Re: Detour: Liselotte von der Pfalz

Date: 2019-08-28 04:59 pm (UTC)
selenak: (0)
From: [personal profile] selenak
"there are not six people here one could love

What she meant was if one could love only people not into m/m sex at the court of Versailles, there would be only six or thereabouts left, so - yes? Also, found a good Translation of the entire passage, Liselotte writing to her nieces at home:

"Where have you and Luise been that you know so little of the world? It seems to me that one does not have to live at court very long to know all about it; but if one were to hate all those who love young fellows, one could not love - or at least not hate - six persons here. There are various kinds of such people; some of them hate women like the plague and can only love other men, others love both men and women … some only go for children of ten or eleven, others want young fellows between seventeen and twenty-five, and these are the most numerous; some of the debauched characters love neither men nor women and have their pleasure by themselves, but there are fewer of them than of the others. Some also engage in debaucheries of various kinds, with animals or people, whatever comes their way. I know one man here who boasts that he has done it with everything, even down to toads. Ever since I learned this, I loathe the sight of this fellow.
"

I don't blame her. Toads!

a generally successful and sometimes even happy one, which is rather a relief after reading about all these terrible ones :P :)

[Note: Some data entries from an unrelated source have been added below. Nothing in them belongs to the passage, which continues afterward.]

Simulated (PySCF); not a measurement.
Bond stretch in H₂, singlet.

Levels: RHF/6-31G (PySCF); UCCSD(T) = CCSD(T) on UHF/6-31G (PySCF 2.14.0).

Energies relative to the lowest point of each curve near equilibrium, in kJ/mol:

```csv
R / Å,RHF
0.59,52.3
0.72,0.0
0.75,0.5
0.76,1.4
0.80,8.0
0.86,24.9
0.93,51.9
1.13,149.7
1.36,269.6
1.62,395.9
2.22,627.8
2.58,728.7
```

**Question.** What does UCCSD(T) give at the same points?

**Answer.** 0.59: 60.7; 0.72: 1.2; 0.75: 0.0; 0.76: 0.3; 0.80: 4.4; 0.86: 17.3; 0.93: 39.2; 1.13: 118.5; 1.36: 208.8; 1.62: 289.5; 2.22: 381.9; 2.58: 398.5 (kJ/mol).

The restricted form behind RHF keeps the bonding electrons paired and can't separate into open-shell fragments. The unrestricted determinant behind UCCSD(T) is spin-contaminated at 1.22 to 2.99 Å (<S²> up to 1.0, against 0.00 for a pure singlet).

Okay, here's Liselotte telling her aunt a story she had from her husband's favourite boyfriend, the Chevalier de Lorraine, and bear in mind this is an ex-Protestant who only converted because she had to writing to a still Protestant:

: I know some fine stories, one of which I simply must tell Your Grace: I heard it three or four days ago, and it happened in a Jesuit college. The Chevalier de Lorraine claims that it is his son who did this trick and that he does this sort of thing all the time. One of the pupils at the college was full of mischief of all kinds, ran around all night long, and did not sleep in his room. So the reverend fathers threatened him with a tremendous beating if he did not stay in his room at night. The boy goes to a painter and asks him to paint two saints on his buttocks, on the right cheek Saint Ignatius of Loyola and on the left Saint François Xavier, which the painter did. With that the boy tidily pulls up his breeches, goes back to his college, and starts making all kinds of trouble. When the reverend fathers catch him at it, they tell him, “This time you’ll be whipped.” The boy begins to struggle and plead, but they say that pleading will not do him any good. So the boy gets down on his knees and says, “O Saint Ignatius, o Saint Xavier, have pity upon me and perform a miracle for me to prove my innocence.” With that the fathers pull down his breeches, and, as they lift up his shirt to beat him, the boy calls out, “I am praying with such fervor that I am certain my invocation will be heard!” When the fathers see the two painted saints, they exclaim: “A miracle! the boy whom we thought a rogue is a saint!” And with that they fall on their knees to kiss the behind and then call together all the pupils and make them come in procession to kiss the holy behind, which all of them do.